Blakey said past white-supremacist ideals led to thinking by the scientific community that it could go where it wanted and do what it wanted in the name of science without consulting descendant communities.
“Go to a descendant community if you want to conduct research on their cemetery,” he said.
Blakey said informed consent is central to being able to ethically conduct excavations in the future, and obtaining informed consent is an involved process. It includes reaching out to community members and having gatherings that educate the local community on the history of the site and what scientific study could be done.
After informing the community and having them select their leaders and make democratic decisions, archaeologists and anthropologists need to respect the wishes of the descendant community when it comes to studying their ancestors, and those wishes may include not studying the community at all.
“If … you can’t get their permission, you don’t touch (the) remains,” he said.
Janice Canaday, vice chair of the directors board at First Baptist Church and the African American community engagement manager for The Colonial Williamsburg Foundation, said informed consent from descendant communities is important.
“It starts with respect,” she said. “People haven’t always been treated like people. They’ve been used as property, they’ve been listed on inventories and tax records as someone’s property, but not as whole, feeling, thinking human beings.”
She explained that rather than scientists telling communities what they’ve found after completing archaeological projects, the descendant community needs to be involved in the process from planning to completion.
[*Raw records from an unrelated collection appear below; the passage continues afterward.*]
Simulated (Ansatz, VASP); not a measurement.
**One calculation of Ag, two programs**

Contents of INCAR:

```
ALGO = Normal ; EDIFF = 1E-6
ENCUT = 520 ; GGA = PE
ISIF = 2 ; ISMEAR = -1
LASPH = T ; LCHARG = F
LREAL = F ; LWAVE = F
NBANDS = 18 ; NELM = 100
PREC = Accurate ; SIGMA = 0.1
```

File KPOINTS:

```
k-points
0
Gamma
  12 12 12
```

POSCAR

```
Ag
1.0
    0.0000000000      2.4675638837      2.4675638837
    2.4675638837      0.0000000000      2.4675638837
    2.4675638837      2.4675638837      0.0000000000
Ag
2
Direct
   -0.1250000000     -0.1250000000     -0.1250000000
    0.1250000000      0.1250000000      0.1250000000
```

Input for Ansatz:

Colonial Williamsburg is in the process of rebuilding the historic First Baptist Church, which was one of the first church buildings to serve Black people. It was the worship site for free and enslaved people dating back to before the American Revolution, and Colonial Williamsburg is consulting the descendant community in Williamsburg on how to go about the process. They are also working to mark graves of church members who had previously been covered by a parking lot.
Canaday said she is pleased with Colonial Williamsburg’s efforts, and they are a good example of how to do better.
“It matters what we do moving forward,” she said.